If the classic real-time combat with pause is too chaotic for your tastes, Pathfinder: Wrath of the Righteous also features an extremely welcome turn-based tactical option that turns the combat experience into something completely different, possibly more faithful to the tabletop experience as well. This option, which can be activated at any time during combat with no penalty, slows down the game's pace considerably, so it's not advisable to turn it on for every enemy encounter, but it also provides players with considerably more control over their characters. In the heat of real-time combat, giving characters the proper commands can be difficult, which is quite needed considering the AI is not good at controlling them.

Leading your companions into battle is just one of the many responsibilities you have as a member of the Crusade, as you will also have to build cities and lead armies into massive tactical battles at certain points during the story. The Crusade gameplay mechanics in Pathfinder: Wrath of the Righteous see the Crusader build and manage cities, lead troops, listen to advisors and pick the right path to victory. The depth of these mechanics is almost daunting, as the choices you make during the adventure and the Mythical Path you take will also influence the Crusade gameplay.

It isn't just the Crusade mechanics that feel a little daunting in Pathfinder: Wrath of the Righteous. Despite Owlcat Games' efforts in streamlining some aspects, the game will still be an intimidating experience for RPG newbies and those with little to no experience with tabletop RPGs. Every little action in the game, whether in combat or while exploring the game's different locations, is regulated by dice rolls and skill checks, which essentially forces players to check out the in-game resources for more in-depth explanations. Thankfully, the game features tons of difficult customization options that can be changed on the fly, so those who are only interested in seeing the story's conclusion can do so with ease by turning off Critical Hits, making enemies weaker, and so on. There's so much flexibility in this customization system that all players have the chance to tailor the experience to their taste.

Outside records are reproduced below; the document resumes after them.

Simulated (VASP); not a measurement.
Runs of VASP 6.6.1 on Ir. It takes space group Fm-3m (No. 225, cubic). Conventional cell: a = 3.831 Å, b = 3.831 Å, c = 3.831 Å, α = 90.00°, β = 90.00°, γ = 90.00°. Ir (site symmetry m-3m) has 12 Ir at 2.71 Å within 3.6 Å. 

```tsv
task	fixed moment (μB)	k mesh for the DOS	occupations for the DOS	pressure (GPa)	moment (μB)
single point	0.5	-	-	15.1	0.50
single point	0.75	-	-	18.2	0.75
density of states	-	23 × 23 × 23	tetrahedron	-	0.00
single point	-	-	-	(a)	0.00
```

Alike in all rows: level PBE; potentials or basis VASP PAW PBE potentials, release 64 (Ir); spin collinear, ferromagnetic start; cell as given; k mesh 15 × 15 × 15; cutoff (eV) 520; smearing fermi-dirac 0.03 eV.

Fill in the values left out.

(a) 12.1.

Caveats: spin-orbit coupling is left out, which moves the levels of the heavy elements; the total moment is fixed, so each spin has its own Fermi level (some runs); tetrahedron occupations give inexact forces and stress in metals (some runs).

Even with all of its additions, Pathfinder: Wrath of the Righteous plays like a classic top-down RPG, and it definitely looks the part. This doesn't mean that the game doesn't look good, as locations and characters look detailed enough, spell effects look flashy and some of the biggest character models used for the demon lords look rather intimidating.  Pathfinder: Wrath of the Righteous may not be the best-looking game, but it makes up for that with its amazing atmosphere.

Being an undemanding game, Pathfinder: Wrath of the Righteous will run decently on pretty much every system from the past 10 or so years. The machine used for the test, powered by an i7-10700 CPU, RTX 3070 GPU, and 16 GB RAM, had no trouble running the game at 4K resolution with everything maxed out. Not too surprising, consider the developer recommends an i7-920 CPU and GTX 1050 Ti GPU.

At the end of the day, Pathfinder: Wrath of the Righteous is a massive RPG that all fans of the genre will love to death with its great writing and gameplay depth, which goes beyond that of its predecessor and most of the other games on the market. Despite the team's best effort, however, the game's depth can be intimidating, so newcomers may have some trouble during the first few hours of the game. However, those who persevere will find an experience that can keep them engaged for a very long time.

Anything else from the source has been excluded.